Returns have always been a pain point for fulfillment centers, but this holiday season will test even the most seasoned reverse logistician. A 2019 study by UPS reported that 39% of online shoppers in the US often return their online purchases to brick and mortar stores. With the current global environment, a large portion of returns that were once handled in store are now going to be shipped back to the fulfillment center. Being prepared for the coming influx of returns is going to be vital in minimizing the loss in profit margins that comes with handling returns.
Clearly Defined Returns Policy
Customers expect easy. From the ease of shopping on their phones to the process in which they return items, all aspects of the shopping experience are expected to be easy to navigate. According to BigCommerce, 49% of online shoppers review the returns policy before purchasing online. Having an easy to locate, clearly defined, and simple returns process not only makes the decision for a customer to make the initial purchase easier, it also increases the chances of repeat business from that customer. While returns, in general, may be seen as a profit-losing business segment, clearly defining the process and making it easy on the customer can help recoup some of the losses by generating future sales with the customer.
Fulfillment centers, by nature, are great at fulfillment but are frequently not as efficient when it comes to handling returns. Often, reverse logistics are an afterthought and are seen as a pain point for the operation. This holiday season is going to serve as an eye-opening experience for many companies who are not prepared for the increase in returns. This perceived pain point will quickly turn into a serious issue for those who are not prepared. So, what can be done to help ease the burden of handling returns?
1. Categorization of items is key. Do not have your employees waste time researching or trying to decide what to do with a return as it comes in. Have well-defined rules for product type and condition so that associates have clearly defined procedures for handling the item as it is received.
2. Be organized. Clutter slows the returns process down. Anticipating how to receive, store, work, and get items back into inventory will limit the clutter, speed up the process, and help prevent loss or additional damages to items. Pre-plan and allocate enough space to support the peak surge, which is often much greater than the standard flow.
3. Return items to stock quickly. The faster you can get an item returned to inventory, the better chance you have for selling the item. No matter if the item will be resold as new or discounted, getting it back into your inventory will help minimize the loss experienced through the return.

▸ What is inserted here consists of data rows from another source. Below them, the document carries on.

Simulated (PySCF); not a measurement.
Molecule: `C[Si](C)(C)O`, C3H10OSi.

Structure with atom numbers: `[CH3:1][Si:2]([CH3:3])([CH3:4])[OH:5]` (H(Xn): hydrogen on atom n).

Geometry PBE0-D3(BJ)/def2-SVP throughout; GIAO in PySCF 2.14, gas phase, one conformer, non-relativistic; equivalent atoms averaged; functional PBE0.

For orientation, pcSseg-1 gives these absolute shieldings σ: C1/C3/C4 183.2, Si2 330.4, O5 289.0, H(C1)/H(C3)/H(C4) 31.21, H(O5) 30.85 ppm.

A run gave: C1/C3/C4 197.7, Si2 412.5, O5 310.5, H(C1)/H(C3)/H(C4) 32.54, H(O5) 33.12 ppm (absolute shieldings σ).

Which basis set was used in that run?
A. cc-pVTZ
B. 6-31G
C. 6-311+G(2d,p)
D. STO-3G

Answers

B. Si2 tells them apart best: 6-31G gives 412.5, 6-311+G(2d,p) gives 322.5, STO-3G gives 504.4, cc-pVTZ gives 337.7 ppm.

4. Be prepared for handling waste. Returns generate waste. One of the (often overlooked) side effects of returns is the amount of waste material and product that does not go back into inventory. Having easy to use and clearly defined systems for recycling, trash removal, and for the handling of non-inventory product will speed up the process.
Social Distancing and Returns
The days of setting up rows of temporary tables and having associates elbow to elbow to work through returns are over. Social distancing in the workplace is here. Keeping employees distanced and implementing increased employee safety plans during peak season is a new challenge that all companies are going to have to address. Putting plans into place prior to peak will be paramount to a company’s ability to be successful during their busiest time of year.
Plan for Now While Planning for the Future
With customers not only continuing to increase the amount of online shopping they do but also the type of items they are buying online, many retailers are in a position where they must adapt to survive. With peak season rapidly approaching, many are going to be left scrambling to update their processes to help with the continued change in consumer buying behavior.
Regardless if the change is in the associates’ SOPs, the equipment used to process returns, the software used, or a combination of all of the above, it is important to keep in mind that while reacting to the immediate need of preparing for this holiday season, you still need to plan for the future. Repurposing existing systems and equipment or installing flexible equipment is often possible to handle immediate needs. When making changes for future growth, it is important to incorporate systems that are modular, flexible, and scalable.
Who knows what the next major event will bring? Building an infrastructure to handle the increased returns that will come with the 2020 holiday season while preparing your business to be able to adapt to any future challenges will be essential to ongoing success.
Josh Duane is the Director of Sales for Hy-Tek Integrated Systems Southern Operations Division. Hy-Tek designs and implements material handling and automation systems across a multitude of industries. Josh can be reached at firstname.lastname@example.org
This article originally appeared in the September/October, 2020 issue of PARCEL.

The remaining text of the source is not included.